Sunday, November 20, 2011

Literature Analysis #3

The Picture of Dorian Gray by Oscar Wilde

1.      Dorian Gray is a well cultured and a very handsome young man living in London, England.  The commoners and the wealthy are intrigued with his beauty and perfect appearance—he can attract males as well. An artist named Basil Hallward [Basil is homosexual like Oscar Wilde, the author (he incorporated himself in the novel]) finds Dorian Gray as a perfect subject for a new painting and paints him. After the painting of the perfect Dorian Gray was finished, the painted was handed down to its rightful master. As time passes, Dorian’s internal ugliness begins to show in the portrait while his actual self never ages and remains flawless. Needless to say Dorian is a very arrogant and narcissist towards himself and when a girl whom she loved broke her heart and committed suicide, Dorian still lead a life of a steel heart. When she died, the portrait contained a scratch. At the end of the novel when Dorian is a disgusting person at heart, the portrait turns into a repulsive man and he calls up the artist, Basil, and asks what he has done to the painting. Basil told him he has never touched the painting but Dorian can’t accept it. Instead he stabs him with a knife and kills him. Worried, Dorian black mails a friend to dispose Basil Hallward’s body. After that event the portrait is at its most hideous point. Dorian Gray is furious and stabs the portrait at the heart. Soon, the maids in the mansion hear a loud shriek of a man. They curiously enter Dorian’s room and find a gorgeous and spotless painting of a handsome young man and on the floor is an old man with a knife in his heart.

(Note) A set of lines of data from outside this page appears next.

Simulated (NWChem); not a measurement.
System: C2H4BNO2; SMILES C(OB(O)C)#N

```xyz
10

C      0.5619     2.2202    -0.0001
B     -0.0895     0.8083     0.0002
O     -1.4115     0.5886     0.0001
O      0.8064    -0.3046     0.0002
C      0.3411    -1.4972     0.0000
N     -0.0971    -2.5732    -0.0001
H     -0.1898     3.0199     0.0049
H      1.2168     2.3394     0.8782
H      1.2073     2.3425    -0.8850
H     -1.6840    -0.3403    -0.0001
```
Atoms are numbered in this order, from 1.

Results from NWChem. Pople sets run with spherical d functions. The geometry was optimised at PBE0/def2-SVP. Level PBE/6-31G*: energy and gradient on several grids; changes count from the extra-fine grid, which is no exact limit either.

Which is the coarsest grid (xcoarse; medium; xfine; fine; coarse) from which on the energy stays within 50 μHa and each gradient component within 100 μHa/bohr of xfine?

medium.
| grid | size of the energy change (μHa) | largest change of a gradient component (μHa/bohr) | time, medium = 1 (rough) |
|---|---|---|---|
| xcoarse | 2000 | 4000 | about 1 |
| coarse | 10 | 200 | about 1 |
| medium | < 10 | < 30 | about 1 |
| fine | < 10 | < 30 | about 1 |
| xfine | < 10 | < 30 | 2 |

2.      Internal ugliness will show. This is the simplest theme I could come up with in the novel. Dorian Gray was handsome and attractive but his heart was disgusting and horrifying. The painting that Basil painted was a symbol of this heart. I believe that is why when Dorian stabbed the painting, it actually stabbed his heart.

3.      Oscar Wilde’s tone was very calm but mystifying. His use of syntax and diction made the novel much more compelling and dramatic. [Some of the things he says are quite philosophical.]

Dorian Gray lifted his golden head from the pillow, and with a palid face and tear-stained eyes looked at him, as he walked over to the deal painting-table that was set beneath the high curtained window.’

‘All art is quite useless.’

‘Life always has poppies in her hands.’

4.      Oscar Wilde has to be one the best authors that use imagery—it is amazing how a simple few words can turn a mind full of vibrant images. Again, syntax and diction added to the richness of the novel. Reading his imagery passages was like taking a decadent bite of rich chocolate—the more we taste, the more sensation and thoughts we get. Sounds funny, but it was like this while reading.

‘The studio was filled with the rich odor of roses, and when the light summer wind stirred amid the trees of the garden there came through the open door the heavy scent of the lilac, or the more delicate perfume of the pink-flowering thorn.’

‘The sullen murmur of the bees shouldering their way through the long unmown grass, or circling with monotonous insistence round the dusty gilt horns of the straggling woodbine, seemed to make the stillness more oppressive.’

‘Harry, imagine a girl, hardly seventeen years of age, with a little flower-like face, a small Greek head of passion, lips that were like the petals of a rose. She was the loveliest thing I had ever seen in my life. .. Pathos left you unmoved, but that beauty, mere beauty, could fill your eyes with tears.’